Fredrik Raddum's (1973) new exhibition "Hacienda Paradise - Utopia Experiment” opens Thursday March 23rd, at Galleri Brandstrup in Oslo. The exhibition consists of eleven new sculptures and an extensive installation created uniquely for the gallery space.
"Hacienda Paradise - Utopia Experiment” revolves around the human need for reinvention through relocating and migrating. The exhibition title takes us back to a group of dreamy homesteaders from Europe who left their homes to live on the Galápagos Islands in the 1930's. They all left in search for a better life and a new beginning, but their migration to what they expected to be a new Eden resulted in what today is referred to as "The Galapagos Affair”.
The Galapagos Islands are a small chain of islands in the Pacific Ocean off the western coast of Ecuador, to which they belong. The first to move was the German Dr. Ritter, who arrived with his lover at Galapagos in 1929. Shortly thereafter, European newspapers caught interest in the two lovers that had escaped civilization for a better and cleaner life in The Pacific, a modern day “Eden”. Their adventure made them celebrities and not long after their arrival, more people migrated to the islands in search for a new life. The following settlers was the Wittemer family, And shortly after an eccentric Australian woman settled down with her two German lovers and a servant. Her real name was Eloise Wehrbon de Wagner-Bosquet. She declared herself the “Empress of Forteana” and announced her plans to build a grand luxury hotel for rich yachters on Floreana. This is where paradise ends and the mysterious story of "The Galapagos Affair” begins, of which you can read about in Erling Dokk Holm’s essay about the exhibition "Hacienda Paradise - Utopia Experiment”.
The Baroness’ idea of building a hotel on the island was not popular among the other settlers. The small shack guesthouse was build and she called it “Hacienda Paradise”, but it was never idyllic.
With reference to the Baroness’ Hacienda Paradise Raddum takes hold of his own issues and has built his own utopian dream, the installation Hacienda Paradise. The fragile installation looks like it is built in the forest and brought into the exhibition.

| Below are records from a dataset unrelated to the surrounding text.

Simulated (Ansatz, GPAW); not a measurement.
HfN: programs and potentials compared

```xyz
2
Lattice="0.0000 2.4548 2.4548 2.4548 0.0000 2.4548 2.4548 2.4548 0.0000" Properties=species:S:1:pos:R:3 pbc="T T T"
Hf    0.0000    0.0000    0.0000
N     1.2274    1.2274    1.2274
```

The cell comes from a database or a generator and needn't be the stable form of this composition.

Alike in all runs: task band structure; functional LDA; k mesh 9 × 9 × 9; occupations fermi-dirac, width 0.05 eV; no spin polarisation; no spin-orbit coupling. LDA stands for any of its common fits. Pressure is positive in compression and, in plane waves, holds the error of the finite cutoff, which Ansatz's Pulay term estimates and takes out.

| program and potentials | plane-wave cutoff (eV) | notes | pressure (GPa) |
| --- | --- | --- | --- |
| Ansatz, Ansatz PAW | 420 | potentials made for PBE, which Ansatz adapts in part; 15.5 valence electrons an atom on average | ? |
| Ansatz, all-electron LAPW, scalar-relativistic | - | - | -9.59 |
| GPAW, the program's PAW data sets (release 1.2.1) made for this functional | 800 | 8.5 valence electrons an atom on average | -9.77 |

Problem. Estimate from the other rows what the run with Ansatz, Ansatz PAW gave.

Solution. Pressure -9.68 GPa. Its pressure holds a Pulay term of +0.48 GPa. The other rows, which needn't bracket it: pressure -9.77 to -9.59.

The following collapse of Dr. Ritter’s utopian paradise is part of «The Gallapogos Affair», which is based on a series of events that resulted in a mystery that has puzzled historians ever since the 1930-ies. In the exhibition "Hacienda Paradise - Utopia Experiment” one can recognize sculptures echoing the people who migrated to the island, but the underlying subject of the exhibition is still universal, reminding us that we can change our surroundings, but we cannot escape from ourselves.